James Brown and the rock book biz

The enormous success of Keith Richards’s memoir Life, which was on the best-seller lists for over a year, prompted a number of musicians to ink similar book deals.  



Many of these biographies were on the fast track to get written up in a hurry and into bookstores, and now we’re seeing these books hitting the shelves, or about to hit stores. Greg Allman’s book just came out, Pete Townshend’s is coming soon, and there’s more rock bios that will be hitting the stores this year and beyond.

There’s eventually bound to be a glut in the music section of the local bookstores, but for now the music biography business is still going strong and one bio that’s been getting rave reviews is the James Brown biography, The One, penned by RJ Smith.

Smith has written for Spin, Los Angeles Times, and The New York Times Magazine. He certainly didn’t pick an easy subject, as Brown was a very complicated guy, and he can’t exactly be explained in a simple hour of Behind the Music.

 

As Smith told Made Loud, “There’s no artist in my lifetime that has changed his field to the degree that James Brown has as far as I’m concerned. I think he’s had the biggest impact and the most radical kind of impact on culture.

 

“Also, I didn’t understand him,” Smith continued. “I didn’t understand how he could endorse Nixon and Hubert Humphrey. I didn’t understand how he could be anti-Black Panther, and sing ‘I’m black and I’m proud.’ He was a confusing guy, and I couldn’t think of somebody I’d rather spend a bunch of years trying to understand.”  Which is not to say at the end of the process that Smith solved the puzzle.

 

“I guess I’d say he’s come into focus for me, and he never had before,” Smith said. “I think I understand why he did many of the things he did, I guess I could say I understand him, but I don’t feel I know him. The great thing about James Brown is there’s so many people there inside him. Entrepreneur, politician, civil rights activist, republican, musician, dancer. There’s a lot to write about. I try to show the different sides and I try to say why he might have done this or that.”

 

Although it’s not on the best-seller lists, Smith says TheOne is doing well in the marketplace, and the book comes at an interesting time in that we don’t have many book stores left, and it’s been hard for a lot of accomplished writers to get gigs. 

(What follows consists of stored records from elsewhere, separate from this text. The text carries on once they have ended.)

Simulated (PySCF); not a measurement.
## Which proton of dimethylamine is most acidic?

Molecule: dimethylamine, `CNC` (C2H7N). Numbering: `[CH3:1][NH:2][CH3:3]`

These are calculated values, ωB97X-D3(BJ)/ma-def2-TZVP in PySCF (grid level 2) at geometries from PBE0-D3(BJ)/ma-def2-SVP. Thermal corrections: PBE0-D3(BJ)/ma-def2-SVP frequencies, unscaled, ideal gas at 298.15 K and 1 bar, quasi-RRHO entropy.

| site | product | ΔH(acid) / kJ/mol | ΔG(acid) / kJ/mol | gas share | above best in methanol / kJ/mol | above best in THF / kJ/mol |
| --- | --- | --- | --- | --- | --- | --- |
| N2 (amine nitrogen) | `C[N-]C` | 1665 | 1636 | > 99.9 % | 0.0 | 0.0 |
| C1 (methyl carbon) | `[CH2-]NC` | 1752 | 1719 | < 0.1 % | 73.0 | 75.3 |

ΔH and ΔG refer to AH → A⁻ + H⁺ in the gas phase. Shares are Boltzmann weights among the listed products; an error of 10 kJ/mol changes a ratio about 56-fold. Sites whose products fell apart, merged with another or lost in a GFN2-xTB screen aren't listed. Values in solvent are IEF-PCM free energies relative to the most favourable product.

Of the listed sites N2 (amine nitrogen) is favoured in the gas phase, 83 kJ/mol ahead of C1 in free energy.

Quite a few writers finally decided to write the big, pimpy books they’ve always wanted to write because there’s not a lot of places left to write for when the recession hit, and again, this can also lead to a glut of music books in the marketplace that could ultimately burn out the demand for rock bios.

 

Yet as Smith assured Made Loud, “People are reading as much as ever, I’m sure of that, maybe more than ever, they just don’t need to pay for it, or don’t need to pay nearly as much for it as ever. I’m sure there’s a lot of dominos that will continue to fall, but a lot of dominos that will pop up as well. People will never get tired of stories. They may get shorter, or longer, or whatever, but a good story is always gonna be in demand.”